RFK Jr., Citing Low Trust in Government, Demands Biden Release More JFK Assassination Documents Ahead of 60th Anniversary

‘What is so embarrassing that they’re afraid to show the American public 60 years later?’ attorney and presidential candidate Robert Kennedy Jr. asks.

Walt Cisco, Dallas Morning News via Wikimedia Commons
President Kennedy at Dallas on November 22, 1963. Walt Cisco, Dallas Morning News via Wikimedia Commons

Ahead of the 60th anniversary on Wednesday of the assassination of President Kennedy, the slain president’s nephew, attorney and presidential candidate Robert Kennedy Jr., is calling on President Biden to release the remaining records concerning Kennedy’s assassination.

Mr. Kennedy, in a statement, announced he would be circulating a petition demanding that Mr. Biden release the remaining records on his uncle’s assassination. “What is so embarrassing that they’re afraid to show the American public 60 years later?” Mr. Kennedy said in a statement.

Mr. Kennedy’s call comes at a time when, more than sixty years after the assassination, doubts about the official narrative of the event, including whether assassin Lee Harvey Oswald acted alone, continue to resonate among the public.

“A broad majority of Americans continue to believe that Lee Harvey Oswald did not act alone,” Gallup reports, “but rather, that others were involved in a conspiracy to kill the president.”
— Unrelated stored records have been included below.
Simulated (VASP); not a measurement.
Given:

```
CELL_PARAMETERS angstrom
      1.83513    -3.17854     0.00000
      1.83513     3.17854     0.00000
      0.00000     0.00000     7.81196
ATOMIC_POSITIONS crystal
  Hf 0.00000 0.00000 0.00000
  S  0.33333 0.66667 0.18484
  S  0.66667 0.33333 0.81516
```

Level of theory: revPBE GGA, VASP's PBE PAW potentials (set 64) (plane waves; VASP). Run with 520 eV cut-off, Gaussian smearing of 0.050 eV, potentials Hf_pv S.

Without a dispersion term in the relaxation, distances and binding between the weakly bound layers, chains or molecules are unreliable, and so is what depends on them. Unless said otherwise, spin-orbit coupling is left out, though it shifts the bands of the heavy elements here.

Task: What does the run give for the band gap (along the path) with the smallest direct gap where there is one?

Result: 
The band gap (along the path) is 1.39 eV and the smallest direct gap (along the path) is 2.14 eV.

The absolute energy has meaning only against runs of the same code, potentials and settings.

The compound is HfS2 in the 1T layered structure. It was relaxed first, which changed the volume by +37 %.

Gallup adds that 65 percent of Americans “think Oswald worked in concert with others,” compared with 29 percent saying “he was solely responsible,” numbers that “are roughly in line with the previous readings from 10 years ago.”

Credence in conspiracy theories about Kennedy’s assassination were even higher, Gallup reports, “between 1976 and 2003.”

Mr. Kennedy is pointing to low trust in government among the American public as a reason for Mr. Biden to release the remaining records, saying that “John F. Kennedy’s assassination left an indelible scar upon the American psyche.”

“During his term in office, he upheld a vision of America as a nation of peace, a vision that was abandoned after his death,” Mr. Kennedy said. “For the next 60 years, we maintained a military empire, squandering trillions of dollars as our economy hollowed out and our health and infrastructure decayed.”

Mr. Kennedy’s announcement comes a day before the 60th anniversary of his uncle’s assassination, which happened at Dallas on November 22, 1963.

Last year, Mr. Biden’s administration released some 13,000 but not all of the records relating to the Kennedy assassination, a move that critics claimed went against the spirit of the 1992 Kennedy Records Assassination Act.

The records concerning Kennedy’s assassination were slated, per the act, to be released in 2017. However, President Trump refused to comply with the law. According to the National Archives, Mr. Biden has overseen the release of the vast majority of the Kennedy assassination records but not all of them.

In a release from late December, 2022, the National Archives said that there were 515 documents withheld “in full” and 2,545 documents that were released but in redacted versions.

Since late last year, the National Archives has released documents in batches of a few hundred to more than a thousand documents at a time. The National Archives said that its releases are coordinated to ensure that the “continued release of information as specific identified harm dissipates.”

Mr. Kennedy has also raised concerns about his own safety on the campaign trail as the newly independent presidential candidate travels the country. 

Mr. Kennedy has called on Mr. Biden to afford him a Secret Service detail to provide extra security on the campaign trail, something that Mr. Kennedy has so far been denied.

The Secret Service is tasked with protecting major candidates beginning 120 days ahead of the presidential election through the election. However, Mr. Kennedy has argued that his family’s history and the recent arrests of an intruder at his home warrant assigning a Secret Security detail earlier than usual.

In a statement to ABC on the topic, the Department of Homeland Security said that “candidates who meet the DHS’s qualifications to be ‘major presidential candidates’ typically start to receive Secret Service protection in the winter before an election and, in some cases, through the primary elections in the spring.”